Yup, this is what a 25 man LK kill looks like (kids, don’t take screenshots before the mob is actually dead — what I did here is wrong).
It is harder to describe what it feels like. We were screaming on voice chat. Screaming the way we hadn’t been all expansion. Because this isn’t just an unusually awkward raid boss at the end of the patch du jour, for my raid group it represents the end of a long journey which we’ve taken together. And there have been up times, and there have been down times. People have left and people have joined. I’m sure there have been times when the raid leaders wanted to throw in the towel from sheer frustration.
Although we all talked confidently about killing the Lich King someday, at the start of Wrath we were scarred from our experiences in the previous expansion. In TBC our alliance was very newbie friendly, we took on lots of new raiders and taught them to clear Karazhan and Gruul. We never made heavy inroads into Serpentshrine Cavern, people tended to leave to join more hardcore raid guilds if they were keen. It’s what I did also, when I wanted to see Zul Aman and the Black Temple.
So it seems fitting to put that in context. I’d seen more hardcore guilds and decided that wasn’t what I wanted. I didn’t know how the tanking would work out, or if we would see Arthas die. But like all the other members of our raid, I wanted to try and make it work.
Wrath has been our expansion. The one where the raid game was aimed primarily at raids like mine. No matter how much more hardcore players try to seize control of the narrative and tell us that only the hard modes really count, I think that’s a decision that each player has to make for themselves. Gevlon has a great post up today where he’s looking at how players decide to define what it means to win.
[Sirlin says] “A scrub is a player who is handicapped by self-imposed rules that the game knows nothing about.”. Very accurate and very true. But why would anyone do that and how to fix them? “the scrub labels a wide variety of tactics and situations cheap.
In this context, I think self imposed rules such as ‘I want to raid with my mates’, ‘I want to only raid one/two nights a week’, and/or ‘I want to be part of an established community’ definitely fall in this category. But it’s not cheap, nor does it make a player a scrub. One of the beauties of MMOs is that there is plenty of space for lots of different self imposed rulesets. All you need is a group or leaders that agree with the ones you have picked. And no harm is done to anyone who plays differently, they can just go play with a different group.

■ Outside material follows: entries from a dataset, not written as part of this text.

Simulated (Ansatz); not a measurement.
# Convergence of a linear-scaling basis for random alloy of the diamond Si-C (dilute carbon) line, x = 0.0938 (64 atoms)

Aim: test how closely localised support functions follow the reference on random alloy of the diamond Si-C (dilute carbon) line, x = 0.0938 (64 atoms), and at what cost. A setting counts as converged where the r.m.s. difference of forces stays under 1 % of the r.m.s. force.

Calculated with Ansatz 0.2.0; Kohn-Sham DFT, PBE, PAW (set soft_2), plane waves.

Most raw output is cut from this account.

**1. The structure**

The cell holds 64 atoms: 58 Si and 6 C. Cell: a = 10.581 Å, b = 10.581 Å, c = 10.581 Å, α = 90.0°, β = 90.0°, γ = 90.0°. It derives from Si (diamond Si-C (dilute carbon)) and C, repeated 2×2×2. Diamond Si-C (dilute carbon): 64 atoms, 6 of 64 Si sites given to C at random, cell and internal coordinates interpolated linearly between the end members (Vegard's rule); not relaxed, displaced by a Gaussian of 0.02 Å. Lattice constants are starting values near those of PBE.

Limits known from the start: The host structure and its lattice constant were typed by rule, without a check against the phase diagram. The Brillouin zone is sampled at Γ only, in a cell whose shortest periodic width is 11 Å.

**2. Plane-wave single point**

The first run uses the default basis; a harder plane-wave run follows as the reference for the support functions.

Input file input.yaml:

So yes, there was a 30% damage/healing/stamina buff in ICC yesterday and although the LK is mostly an execution fight, it definitely helped. But for what it’s worth, last night’s kill feels GREAT.
We played by our self imposed rule and got our self defined victory. So that’s a win. Hard modes await, and we’re not expecting to get the LK hard mode kill. Most of us probably aren’t even interested in that. It’s more about completing Shadowmourne for our raid’s chosen wielder and chilling out with friends until the next expansion.
We were actually the 5th horde side raid to get him. This says more about how few 25 man guilds actually made it to this point in the expansion than it does about our raid alliance, but maybe keeping a casual light-schedule raid together and focussed for this long is an achievement in itself. I know the players who joined us after their more hardcore raids split up said they got a buzz from the kill too.
I wish there were achievements for raid leaders. Because ours deserve them every bit as much as any hardcore raid leader ever did, if not more. For now, the screams of excitement over TS may have to be enough.
We’ve come a long way, baby
If you look back through this blog, you’ll see one of the first entries was me explaining how nervous I felt about being tapped to main tank in Naxxramas at the start of Wrath.
And even before that, like many other players I first encountered Tirion Fording (key NPC in this storyline) back in the Plaguelands, all those years ago. He’s actually one of the big WoW NPCs who was entirely introduced in the MMO and not previously.
Yup, we’ve come a long way baby.
ps. this is the shot from after he actually died, with the achievements at the bottom of the screen and everything to prove it.
pps. naturally he didn’t drop a tanking weapon.